The U.S. Supreme Court faces mounting pressure to intervene in the efforts in multiple states to remove former President Donald Trump from the 2024 ballot. After Colorado’s Supreme Court ruled President Trump be taken off the ballot, Maine’s secretary of state decreed so as well. Both have put their decisions on hold pending further appeals.
Both the Maine and Colorado decisions are based on the argument that President Trump engaged in insurrection by challenging the results of the 2020 election and riling up his supporters ahead of the “Stop the Steal” rally and subsequent riot at the U.S. Capitol on Jan. 6, 2021. Waging an insurrection, in turn, would be grounds for disqualification from office under the 14th Amendment.
The U.S. Supreme Court is likely to reject such argument, several constitutional experts previously told The Epoch Times. But by doing so, the court would insert itself into the election—which most of the justices are likely to want to avoid.
Chief Justice John Roberts, in particular, tries to dodge overly political decisions, and even more so those affecting elections, according to Horace Cooper, senior fellow with the National Center for Public Policy Research, who formerly taught constitutional law at George Mason University.
Some of the more senior and more conservative justices would also prefer to avoid actions that would harken back to the Court’s involvement in the 2000 election, he added.
“Many of the justices say that they are very unhappy with what happened to their reputation because they did that. If you ask them, would they like to do this again? Most of the justices, including the chief justice, will tell you ‘no,’” Mr. Cooper previously told The Epoch Times.
There appears to be a consensus among legal scholars, however, that the highest court will have to pick up the disqualification issue.

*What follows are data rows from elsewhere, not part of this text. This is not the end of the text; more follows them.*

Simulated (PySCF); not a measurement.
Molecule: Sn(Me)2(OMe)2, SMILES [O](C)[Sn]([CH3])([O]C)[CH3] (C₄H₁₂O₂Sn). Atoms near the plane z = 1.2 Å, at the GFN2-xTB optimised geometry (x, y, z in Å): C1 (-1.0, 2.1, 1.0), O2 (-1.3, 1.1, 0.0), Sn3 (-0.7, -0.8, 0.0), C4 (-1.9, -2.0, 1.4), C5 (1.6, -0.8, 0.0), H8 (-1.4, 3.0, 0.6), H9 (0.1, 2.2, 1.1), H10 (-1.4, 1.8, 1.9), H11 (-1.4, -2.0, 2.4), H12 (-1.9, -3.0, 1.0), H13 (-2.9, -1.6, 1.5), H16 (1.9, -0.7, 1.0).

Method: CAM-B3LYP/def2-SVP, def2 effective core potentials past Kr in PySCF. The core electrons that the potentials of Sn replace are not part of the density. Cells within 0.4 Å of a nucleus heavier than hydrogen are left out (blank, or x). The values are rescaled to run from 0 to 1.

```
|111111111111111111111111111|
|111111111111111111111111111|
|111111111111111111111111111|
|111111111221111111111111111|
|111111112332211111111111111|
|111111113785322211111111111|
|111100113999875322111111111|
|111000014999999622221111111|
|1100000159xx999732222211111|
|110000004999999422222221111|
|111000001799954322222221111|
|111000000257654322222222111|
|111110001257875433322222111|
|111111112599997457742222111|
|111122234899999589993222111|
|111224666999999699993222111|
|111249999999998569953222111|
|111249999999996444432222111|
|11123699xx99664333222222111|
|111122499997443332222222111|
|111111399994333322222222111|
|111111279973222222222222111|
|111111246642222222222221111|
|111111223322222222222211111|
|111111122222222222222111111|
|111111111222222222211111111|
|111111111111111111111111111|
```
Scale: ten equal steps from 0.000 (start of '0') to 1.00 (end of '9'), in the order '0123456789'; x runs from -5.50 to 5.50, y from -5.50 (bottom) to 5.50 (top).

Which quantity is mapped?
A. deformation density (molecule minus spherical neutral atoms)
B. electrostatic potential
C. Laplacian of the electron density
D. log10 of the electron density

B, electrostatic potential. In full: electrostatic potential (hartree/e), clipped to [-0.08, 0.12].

The Trump disqualification effort, spearheaded by Democrat officials and Democrat-aligned legal outfits, has produced a hodgepodge of contradictory state and federal rulings not just in Colorado and Maine, but increasingly across the nation. The Supreme Court appears to be the only institution capable of clearing up the 14th Amendment application.
“The Supreme Court is highly likely to take this case fairly quickly,” Mr. Cooper said.
Nonetheless, he predicted that Chief Justice Roberts would try to keep the court’s involvement at a minimum.
“He’s going to try to do it in the narrowest way possible so that it is not a determination where [the Court’s] decided who can be a candidate and who cannot be a candidate,” he said.
The court has already picked up a case that could have a significant impact on the election.
On Dec. 13, it accepted the petition of Joseph Fischer, who was charged with “obstruction of an official proceeding” for his participation in the Jan. 6 incident.
Special counsel Jack Smith charged President Trump with the same crime and it makes up about half of his case.
Some experts predicted the Supreme Court may interpret the law more narrowly, rendering it inapplicable to the Jan. 6 defendants. That could make it inapplicable to President Trump as well.
Even if the Supreme Court doesn’t rule in President Trump’s favor, the proceeding could delay his trial until after the election, annulling its political urgency.
In addition, the court declined to quickly decide whether President Trump’s efforts to challenge the 2020 election were covered by executive privilege. Even though the Appeals Court for the District of Columbia Circuit is looking into the matter, Mr. Smith asked the Supreme Court to pick it up on an expedited basis in an apparent effort to speed up the case, which is still scheduled to go to trial on March 4.
Several legal experts, including Mr. Cooper, have told The Epoch Times the trial not only won’t start on that date, but could get delayed until after the election, since after the D.C. Circuit’s 3-judge panel ruling, either side will have an opportunity to appeal to the full circuit and, after that, to the Supreme Court.
It was predictable for the Supreme Court to decline Mr. Smith’s request, Mr. Cooper said.
“Nothing in the brief that Smith filed explained why there was any urgent need to bypass regular order. That failure then leaves the impression that the only reason for the appeal is the proposed trial deadline. Trial deadlines are not a reason for the Supreme Court to intervene.”